When considering Chaos Engineering kubernetes, we must start from the beginning. It was not too long ago that applications were running in single private data centers, potentially two data centers for high availability. These data centers were on-premises and all components were housed internally. Life was easy and troubleshooting and monitoring any issues could be done by a single team, if not a single person with predefined dashboards. Failures were known and there was a capacity planning strategy that did not change too much. The network and infrastructure had fixed perimeters and were pretty static. There weren’t that many changes to the stack, for example, daily. Agility was at an all-time low, but that did not matter for the environments that the application and infrastructure were housed.
Diagram: Chaos Engineering Principles.
However, nowadays we are in a completely different environment. Complexity is at an all-time high and agility in business is a critical factor. Now we have distributed applications with components/services located in many different places and types of places, on-premises and in the cloud with dependencies on both local and remote services. So, in this land of complexity, we need to find system reliability. A reliable system is one that you can trust will be reliable.
Diagram: System Reliability: Link to YouTube video.

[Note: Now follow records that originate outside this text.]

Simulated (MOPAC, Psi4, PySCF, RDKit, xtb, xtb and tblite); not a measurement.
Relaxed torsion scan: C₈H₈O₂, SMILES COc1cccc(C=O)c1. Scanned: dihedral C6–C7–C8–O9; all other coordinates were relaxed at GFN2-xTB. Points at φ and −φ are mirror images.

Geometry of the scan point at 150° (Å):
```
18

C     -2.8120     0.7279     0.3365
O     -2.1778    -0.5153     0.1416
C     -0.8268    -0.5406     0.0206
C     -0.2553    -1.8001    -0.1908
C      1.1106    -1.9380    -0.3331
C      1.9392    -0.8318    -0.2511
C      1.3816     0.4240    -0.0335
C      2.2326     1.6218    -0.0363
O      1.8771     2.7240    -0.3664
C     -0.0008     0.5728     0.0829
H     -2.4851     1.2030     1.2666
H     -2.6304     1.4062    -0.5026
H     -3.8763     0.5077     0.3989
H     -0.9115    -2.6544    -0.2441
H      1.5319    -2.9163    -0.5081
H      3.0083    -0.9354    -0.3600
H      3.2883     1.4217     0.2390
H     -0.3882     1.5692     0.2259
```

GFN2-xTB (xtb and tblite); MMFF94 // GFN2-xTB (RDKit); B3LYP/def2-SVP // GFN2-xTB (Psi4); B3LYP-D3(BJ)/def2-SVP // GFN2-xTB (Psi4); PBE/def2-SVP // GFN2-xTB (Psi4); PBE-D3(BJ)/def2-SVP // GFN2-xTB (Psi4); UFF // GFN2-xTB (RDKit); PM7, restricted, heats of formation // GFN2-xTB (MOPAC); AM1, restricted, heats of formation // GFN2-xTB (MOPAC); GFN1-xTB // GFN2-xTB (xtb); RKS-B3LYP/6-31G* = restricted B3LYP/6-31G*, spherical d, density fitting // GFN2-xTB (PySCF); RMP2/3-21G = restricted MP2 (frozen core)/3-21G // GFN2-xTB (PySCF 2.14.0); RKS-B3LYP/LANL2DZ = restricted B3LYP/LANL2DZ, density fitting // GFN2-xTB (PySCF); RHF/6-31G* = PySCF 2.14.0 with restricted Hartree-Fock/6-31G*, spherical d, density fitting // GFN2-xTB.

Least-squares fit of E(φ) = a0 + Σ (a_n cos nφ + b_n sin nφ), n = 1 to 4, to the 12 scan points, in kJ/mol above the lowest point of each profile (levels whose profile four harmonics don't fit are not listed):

Beyond the Complexity Horizon
Therefore, monitoring and troubleshooting are a lot harder, especially as everything is interconnected in ways that make it difficult for a single person in one team to fully understand what is going on. The edge of the network and application boundary surpasses one location and one team. Enterprise systems have gone beyond the complexity horizon and you can’t understand every bit of every single system. Even if you are a developer and closely related to the system and truly understand the nuts and bolts of the application and its code. No one can understand every bit of every single system. So being able to find the correct information is essential, but once you find it, you have to give it to those who can fix it. So monitoring is not just about finding out what is wrong but it needs to alert and these alerts need to be actionable.
Troubleshooting: Chaos Engineering Kubernetes
The goal of Chaos Engineering is to improve the reliability of a system by ensuring it can withstand turbulent conditions. Chaos Engineering makes Kubernetes more secure. So if you are adopting Kubernetes you should adopt Chaos Engineering and have it as an integral part of your monitoring and troubleshooting strategy. Firstly we can pinpoint the application errors and understand at best how these errors arose. This could be anything from badly ordered scripts on a web page to let say a database query that has bad sequel calls or even unoptimized code-level issues. Or there could be something more fundamental going on. It is common to have issues with how something is packaged into a container. You can pull in the incorrect libraries or even you are using a debug version of the container. Or there could be nothing wrong with the packaging and containerization of the container; it is all about where the container is being deployed. Here, there could be something wrong with the infrastructure, either a physical or logical problem. Bad configuration or a hardware fault somewhere in the application path.
Diagram: Chaos Engineering Kubernetes. Link to YouTube video.
Non-ephemeral and ephemeral services
With the introduction of container and microservices, monitoring solutions need to manage non-ephemeral and ephemeral services. We are collecting data for applications that consist of many different services. So when it comes to container monitoring and performing chaos engineering kubernetes tests we need to fully understand the nature and the application that lays upon. Everything is dynamic by nature. You need to have monitoring and troubleshooting in place that can handle the dynamic and transient nature. When it comes to monitoring a containerized infrastructure, you should consider the following.
- Container Lifespan: Containers have a short lifespan, whereby containers are provisioned and commissioned based on demand. This is in comparison to the VM or bare-metal workloads that generally have a longer lifespan. As a generic guideline, containers have an average lifespan of 2.5 days, while traditional and cloud-based VMs have an average lifespan of 23 days. Containers can move and they do move frequently. One day we could have workload A on a cluster host A, and the next day or even on the same day, the same cluster host could be hosting Application workload B. Therefore, there could be different types of impacts depending on the time of day.
- Containers are Temporary: Containers are dynamically provisioned for specific use cases on a temporary basis. For example, we could have a new container based on a certain image. There will be new network connections set up for that container, storage, and any integrations to other services that make the application work. All of which is done dynamically and can be on a temporary basis.
- Different levels of monitoring: We have many different levels to monitor in a Kubernetes environment. The components that make up the Kubernetes deployment will affect application performance. We have, for example, nodes, pods, and application containers. We have monitoring at different levels, such as the VM, storage, and the microservice level.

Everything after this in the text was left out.